This is an entry in the “Acrostic Contemplation.”
con•stan•cy – “the quality of being faithful and dependable.”
“Constancy” is a word that I learned from and only ever hear in the Eucharistic prayer. As we offer to God the gifts of bread and wine that we have brought forward and placed upon the altar, we ask God to sanctify them to be the “Body and Blood of your Son, the holy food and drink of new and unending life in him.” Then we ask God to bless and set us aside for holy use a well. “Sanctify us also that we may faithfully receive this holy Sacrament, and serve you in unity, constancy, and peace; and at the last day bring us with all your saints into the joy of your eternal kingdom.”
That we may serve God in “unity, constancy, and peace.” Together, faithfully and dependably, and in peace. It is an old and an old-fashioned word but still intelligible; it has “constant” right inside it and I think most will understand the meaning right away. We are to be faithful and dependable in our service to God.
It is telling that when I do an internet search for the word “constancy” the entire first page is simply entries for its definition. There are no essays, news stories, or examples of it being used in current, everyday contexts. And yet, we are called to constancy in so much of our lives, even if we are not conscious of it. And if we are not conscious of it, perhaps we should be.

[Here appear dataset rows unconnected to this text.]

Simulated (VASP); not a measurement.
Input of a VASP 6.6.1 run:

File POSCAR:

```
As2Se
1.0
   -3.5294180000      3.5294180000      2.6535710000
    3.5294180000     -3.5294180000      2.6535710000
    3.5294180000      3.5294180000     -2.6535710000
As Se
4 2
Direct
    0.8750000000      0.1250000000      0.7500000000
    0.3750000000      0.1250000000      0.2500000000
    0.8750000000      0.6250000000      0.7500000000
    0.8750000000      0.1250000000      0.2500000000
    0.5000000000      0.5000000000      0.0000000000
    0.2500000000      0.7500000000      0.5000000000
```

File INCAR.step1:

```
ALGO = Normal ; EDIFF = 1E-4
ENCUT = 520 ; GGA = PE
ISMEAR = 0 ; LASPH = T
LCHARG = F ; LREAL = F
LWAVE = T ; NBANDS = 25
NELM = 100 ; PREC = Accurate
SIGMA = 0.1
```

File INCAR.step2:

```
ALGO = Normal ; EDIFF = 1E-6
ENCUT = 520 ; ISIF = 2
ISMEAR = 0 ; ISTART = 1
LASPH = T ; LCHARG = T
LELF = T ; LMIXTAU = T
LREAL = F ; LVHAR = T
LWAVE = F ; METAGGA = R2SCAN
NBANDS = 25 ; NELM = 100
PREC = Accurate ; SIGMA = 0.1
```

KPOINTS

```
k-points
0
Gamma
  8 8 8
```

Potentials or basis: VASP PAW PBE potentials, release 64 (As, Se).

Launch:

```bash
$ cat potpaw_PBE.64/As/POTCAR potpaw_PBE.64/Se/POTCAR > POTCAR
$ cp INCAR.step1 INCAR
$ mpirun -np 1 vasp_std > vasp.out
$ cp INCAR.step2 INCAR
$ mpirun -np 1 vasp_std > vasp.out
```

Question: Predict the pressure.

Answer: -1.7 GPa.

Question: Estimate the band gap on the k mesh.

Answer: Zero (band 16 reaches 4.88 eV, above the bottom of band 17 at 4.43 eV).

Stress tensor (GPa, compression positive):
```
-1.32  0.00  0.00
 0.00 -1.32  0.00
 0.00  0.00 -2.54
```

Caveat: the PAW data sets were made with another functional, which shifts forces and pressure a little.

Although the word is not used, constancy is in our marriage vows, “Will you have this person to be your partner; to live together in the covenant of marriage? Will you love, comfort, honor and keep them, in sickness and in health; and, forsaking all others, be faithful to them as long as you both shall live? I will.” It is in our commitment to those being baptized, “Will you who witness these vows do all in your power to support these persons in their life in Christ? We will.” It should be understood in becoming a parent, a bringing into this world life even as we commit our very lives to that new life.
It does not require perfection, this notion of constancy. We are to be faithful and dependable, not without error or flaw. Indeed, that sort of constant showing up means that there will undoubtedly be moments and days when we are not at our best, but we will be faithful, we will be there, be present.
What would it mean if we developed this character of conscious constancy?